Still, it’s tough to say which comes first: narcissism or the Ivy League. Elite schools tend to produce as many big personalities as they attract. “Certainly there’s some truth to the idea that high achievement…often goes hand in hand with a certain arrogance and self-involvement,” writes Douthat. “And that the kind of people who change the world in dramatic ways aren’t always the kind of people you’d want as next-door neighbors.”
At an elite school like Harvard, temptation to reinvent oneself can be especially tricky. Having spent years distinguishing themselves as the brightest, most talented people they know, Harvard freshmen must endure the shock of suddenly living among thousands of others just like them.
Judging by his record, Wheeler seemed to be your typical undergrad: bright, ambitious, driven. Maybe a bit arrogant, but why shouldn’t he be? As a high schooler at Phillips Academy in Andover, he had aced the SATs and gotten into MIT, where he’d earned straight A’s before deciding to transfer to Harvard for a more-supportive literary community. As he explained in a 2007 e-mail to fellow transfers, with pretension so thick it seemed almost self-mocking, “[At MIT] I was, to put it poorly, suckled upon the teat of disdain…. I was inspired thereby to apply to Harvard, where the humanities, in short, are not, simpliciter, a source of opprobrium.”

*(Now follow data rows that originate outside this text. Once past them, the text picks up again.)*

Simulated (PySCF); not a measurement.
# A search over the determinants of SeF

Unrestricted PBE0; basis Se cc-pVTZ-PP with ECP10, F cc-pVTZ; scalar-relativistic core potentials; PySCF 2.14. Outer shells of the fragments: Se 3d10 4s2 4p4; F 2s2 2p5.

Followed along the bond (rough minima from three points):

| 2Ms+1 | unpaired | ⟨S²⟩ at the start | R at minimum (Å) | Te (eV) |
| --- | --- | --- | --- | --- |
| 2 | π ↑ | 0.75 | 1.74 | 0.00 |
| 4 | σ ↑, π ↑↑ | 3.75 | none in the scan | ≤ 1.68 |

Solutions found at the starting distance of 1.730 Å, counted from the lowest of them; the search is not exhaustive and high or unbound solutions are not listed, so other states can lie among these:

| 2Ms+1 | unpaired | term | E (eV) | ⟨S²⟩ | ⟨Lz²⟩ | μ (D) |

Wheeler appeared to flourish at Harvard. By the time he was a senior, he’d coauthored four books with a preeminent humanities professor, was frequently invited to lecture on Armenian literature, had earned $45,806 in grants and aid, and was fluent in Old Persian, Classical Armenian, and Old English (French, too). He’d received more than 15 academic prizes, including, as a junior, the prestigious Thomas T. Hoopes Prize for a project titled “The Mapping of an Ideological Demesne: Space, Place, and Text from More to Marvell.” (He’d been the first nonsenior to earn the award.) But those who knew him say he was modest about his achievements. As far as anyone could tell, he was just another ambitious Ivy Leaguer. Except, of course, the Adam Wheeler they knew didn’t really exist.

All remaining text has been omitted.